Anonymous wrote:
Anonymous wrote:
Anonymous wrote:SHAME ON YOU INTOLERANT NAME CALLERS! It is emphatically NOT OP's fault for investigating maternity leave before accepting partnership--not one bit of this is fault oriented. It is not her fault for being one of the first women to succeed in her industry and have a family, if the facts are as she says. This can't be how you talk to your friends, children or strangers, could it? If so, you're disgusting.
I don't get this post at all...wouldn't it have made more sense for OP to have
understood the policies in place at her job before deciding to get pregnant and then
freaking out that she might not get paid? Or is it better for women to remain purposfully ignorant until they find themselves between a rock and a hard place and then deal with it by lashing out at strangers on the Internet?
Well said. I love you!
There
was no policy in place at her job re: maternity leave for partners ... that's exactly what she is saying, and why she is asking for feedback from other female partners who have faced this issue (me being one of them, I am one of the PPs who has been in the same circumstance). She didn't "
freak out", she asked the following:
"Could you tell me if you've taken a maternity leave while a law firm partner? Now that I'm no longer an employee, I'm told I'm not eligible for FMLA or other benefits, and that the firm could decide to cut my draw (pay). What was your experience? Any guidance on how to raise this with the firm?"
I hardly call that a freak out. Sure, she indicates she is the primary breadwinner and thus trying to suss this out best she can, but that doesn't mean she/they can't cope w/ a period of unpaid leave if it comes to that. When one is offered partnership, you don't have the opportunity to renegotiate the firm's partnership agreement, conveniently drafting in a new provision regarding maternity leave benefits for partners -- and if you tried, you can bet you will be starting off on the wrong foot with many in the male dominated partnership.
That's just NOT how it works in real (law firm) life. Perhaps it does in other corporate environments, but frankly, I doubt it. Can she work to implement a policy that is more favorable to women, and the inclusion of an express policy, to start, now that she is in a greater position of power? Absolutely. By gathering examples of how other firms (and female partners who've BTDT) address this issue, and planning to use that in her conversations/negotiations with HR and the partners, she is doing just that. She was seeking feedback/experience from others in like circumstances, and working within the constraints of the field in which she functions.

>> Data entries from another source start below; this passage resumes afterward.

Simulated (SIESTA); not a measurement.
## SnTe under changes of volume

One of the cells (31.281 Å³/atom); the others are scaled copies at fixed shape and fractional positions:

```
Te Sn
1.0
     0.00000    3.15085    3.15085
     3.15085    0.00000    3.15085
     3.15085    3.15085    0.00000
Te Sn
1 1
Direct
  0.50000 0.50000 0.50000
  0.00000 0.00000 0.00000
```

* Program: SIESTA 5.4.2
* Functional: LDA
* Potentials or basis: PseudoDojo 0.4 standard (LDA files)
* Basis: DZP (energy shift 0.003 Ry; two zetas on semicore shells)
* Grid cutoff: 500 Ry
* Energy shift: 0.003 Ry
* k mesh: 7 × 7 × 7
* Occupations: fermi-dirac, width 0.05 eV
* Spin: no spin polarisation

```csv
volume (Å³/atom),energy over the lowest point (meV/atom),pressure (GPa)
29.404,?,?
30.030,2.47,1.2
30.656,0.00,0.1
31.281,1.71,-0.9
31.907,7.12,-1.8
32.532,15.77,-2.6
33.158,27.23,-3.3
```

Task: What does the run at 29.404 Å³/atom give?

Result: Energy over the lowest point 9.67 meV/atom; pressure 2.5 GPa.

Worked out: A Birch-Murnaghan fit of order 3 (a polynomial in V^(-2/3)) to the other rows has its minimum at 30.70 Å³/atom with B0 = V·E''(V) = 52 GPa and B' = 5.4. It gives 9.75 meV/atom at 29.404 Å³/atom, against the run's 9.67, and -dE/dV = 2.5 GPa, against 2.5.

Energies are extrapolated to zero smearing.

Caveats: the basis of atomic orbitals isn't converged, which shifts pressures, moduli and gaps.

All that said, I agree that her post trying to keep the conversation on point came across poorly (and not in the spirit of how DCUM threads typically meander), and can understand how people took offense at that, but I don't think that doesn't mean she (and the valid questions and policy issues she raises) should be totally castigated or rejected and the baby thrown out with the bath water (probably a poor analogy for this conversation, but you get the drift). (Sorry OP, I feel you).